Therefore, I would that ye should know, that after the Lord had shown so many marvelous things unto my father, Lehi, yea, concerning the destruction of Jerusalem, behold he went forth among the people, and began to prophesy and to declare unto them concerning the things which he had both seen and heard.
And it came to pass that the Jews did mock him because of the things which he testified of them; for he truly testified of their wickedness and their abominations; and he testified that the things which he saw and heard, and also the things which he read in the book, manifested plainly of the coming of a Messiah, and also the redemption of the world.
And when the Jews heard these things they were angry with him; yea, even as with the prophets of old, whom they had cast out, and stoned, and slain; and they also sought his life, that they might take it away. (1 Nephi 1:18-20; emphasis mine)
A careful reading of the verses, which I had overlooked for years in the dozens of times reading the first chapter of Nephi, shows the Jews mocking the prophet Lehi when he testified of their destruction. It wasn’t until Lehi prophesied of Christ that they became angry to the point of wanting to kill him. Think about that for a moment.
The last couple of weeks have been interesting in that I’ve seen increasing angst over my online presence and against those who share my worldview. I have become accustomed to ignoring the cries of outright enemies of the Church – they are ever-increasing in number and hostility as the world turns more and more secular and those with a faith-based worldview are constantly in the line of fire. What is disturbing to me is when fellow Latter-day Saints express their desire for me to shut up. I’ve been pondering and asking myself why.

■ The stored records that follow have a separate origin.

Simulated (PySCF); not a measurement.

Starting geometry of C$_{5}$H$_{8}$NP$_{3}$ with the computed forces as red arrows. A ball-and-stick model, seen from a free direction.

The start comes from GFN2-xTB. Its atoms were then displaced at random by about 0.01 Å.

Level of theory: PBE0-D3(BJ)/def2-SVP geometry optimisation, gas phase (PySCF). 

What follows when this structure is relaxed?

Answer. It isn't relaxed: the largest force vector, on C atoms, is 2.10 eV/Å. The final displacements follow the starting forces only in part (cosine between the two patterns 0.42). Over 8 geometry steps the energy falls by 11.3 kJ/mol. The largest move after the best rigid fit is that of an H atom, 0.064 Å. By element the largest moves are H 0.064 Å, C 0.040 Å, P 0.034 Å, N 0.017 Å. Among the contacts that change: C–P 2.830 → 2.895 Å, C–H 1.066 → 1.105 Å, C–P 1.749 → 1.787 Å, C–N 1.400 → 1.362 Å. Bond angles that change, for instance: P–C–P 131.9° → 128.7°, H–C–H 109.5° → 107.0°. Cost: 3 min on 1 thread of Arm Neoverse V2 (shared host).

I’ve come to a hypothesis recently that I’d like to explain. I had a friend in second grade come up to me and ask, “Are you a Mormon?” I was in a bit of shock that I would be asked such a question in school. I whispered shyly that I was and watched as he walked around the classroom asking everyone the same question. It made me very uncomfortable. It was something I got over, apparently, as I’ve been on the other end of similar conversations at work, at school, and in every other situation imaginable. The look of terror in other people’s faces when religion is brought up publicly. The world has won by making the sharing of one’s beliefs taboo. So much for the First Amendment.
Now what happens is even those who supposedly believe in the same things you do become upset, even angry, at the mention of Christ in the public square. “You’re making the Church look bad!!!” they screech at the top of their lungs. How? By proclaiming my beliefs openly? The same beliefs that can be found in any Church source? By not shutting up? By not laying down and letting the world win? There’s a reason why we hear missionary messages during Conference every six months: we stink at opening our mouths. For most, it is considered rude and impolite to bring up the name of our Savior. Some are afraid of the anger his name invokes…while others are incited to anger themselves at hearing public testimony. Is it because of the shame they have in their own beliefs? Are they upset that they could be associated with a religion the world despises?
Newsflash to the easily discomforted: The world already thinks we’re weird. The world already despises us. The world is increasingly incited to anger simply for invoking faith, religion, the name of Christ. Openly embracing our faith doesn’t make it look bad, but it sets us apart as a light for others desperately looking through the midst of darkness. They won’t find us by our adapting to the world. Stand out or soon it won’t be long until you’re not just watching the stone-throwers idly, but actively throwing stones, too.
- Come, Follow Me—For Individuals and Families: Book of Mormon 2020, January 6-12.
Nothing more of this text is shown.